Bloomberg Develops Tool for Initial and Variation Margin Rules
New standards take effect worldwide in September
Data giant Bloomberg says it has developed a tool to help global dealers, clearing agents and other investors in the $493 trillion over-the-counter derivatives market with new initial and variation margin rules.
The Basel Committee on Banking Supervision and the International Organization of Securities Commissions have established global standards for margin requirements for non-centrally-cleared derivatives. The standards take effect from September in global markets, including the US and Europe.
The regulation requires firms that engage in non-centrally cleared derivatives to exchange initial margin and variation margin, and defines types of eligible collateral and their respective haircuts for margining.
Bloomberg has developed a data feed, the Collateral Tagging Tool, which classifies more than three million securities under the standards. The company says the tool categorizes securities that are eligible to post to meet a firm's margin obligations in order to help dealers determine the best options for entering or exiting collateral in regions where there are different margining criteria.
"The solution uses a rules engine to determine the applicable level of eligibility for a given security by leveraging Bloomberg's extensive database of reference data," says Chris Casey, the firm's global head of regulatory and reference data.
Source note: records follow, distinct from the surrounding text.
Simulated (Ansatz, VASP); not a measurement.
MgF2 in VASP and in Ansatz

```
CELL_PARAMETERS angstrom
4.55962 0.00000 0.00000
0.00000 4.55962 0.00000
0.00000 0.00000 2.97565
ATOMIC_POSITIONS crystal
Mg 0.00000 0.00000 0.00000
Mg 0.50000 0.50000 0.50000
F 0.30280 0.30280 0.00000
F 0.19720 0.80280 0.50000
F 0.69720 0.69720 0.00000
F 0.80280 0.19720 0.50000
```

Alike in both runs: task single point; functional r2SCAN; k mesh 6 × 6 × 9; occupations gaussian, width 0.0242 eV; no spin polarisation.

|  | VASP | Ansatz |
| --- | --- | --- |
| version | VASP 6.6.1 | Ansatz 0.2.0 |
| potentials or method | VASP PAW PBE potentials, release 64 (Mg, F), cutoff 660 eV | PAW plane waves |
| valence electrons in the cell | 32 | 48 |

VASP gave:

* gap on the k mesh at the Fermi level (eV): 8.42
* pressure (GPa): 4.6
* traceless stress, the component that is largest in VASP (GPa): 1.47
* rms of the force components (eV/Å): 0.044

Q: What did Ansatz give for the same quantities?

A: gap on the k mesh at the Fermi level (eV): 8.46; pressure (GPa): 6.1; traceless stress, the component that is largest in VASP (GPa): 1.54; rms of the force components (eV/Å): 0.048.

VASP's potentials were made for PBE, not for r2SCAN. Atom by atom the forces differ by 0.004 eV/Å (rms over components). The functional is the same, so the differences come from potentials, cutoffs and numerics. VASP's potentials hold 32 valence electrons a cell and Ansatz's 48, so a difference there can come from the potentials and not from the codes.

A dedicated team at Bloomberg maintains the rulesets contained within this engine and the methodology documented and shared with clients "to provide them with the necessary transparency to meet their internal risk and compliance policies," adds Casey. "For further consistency, the classification process for the more than three million active securities that we cover is run on a daily basis to ensure that haircuts and classifications always remain up to date."
Casey concludes that with this tool, Bloomberg is aiming to reduce disruption to clients' workflows. "The solution also offers a way to minimize disputes across the industry by standardizing collateral classifications," he says.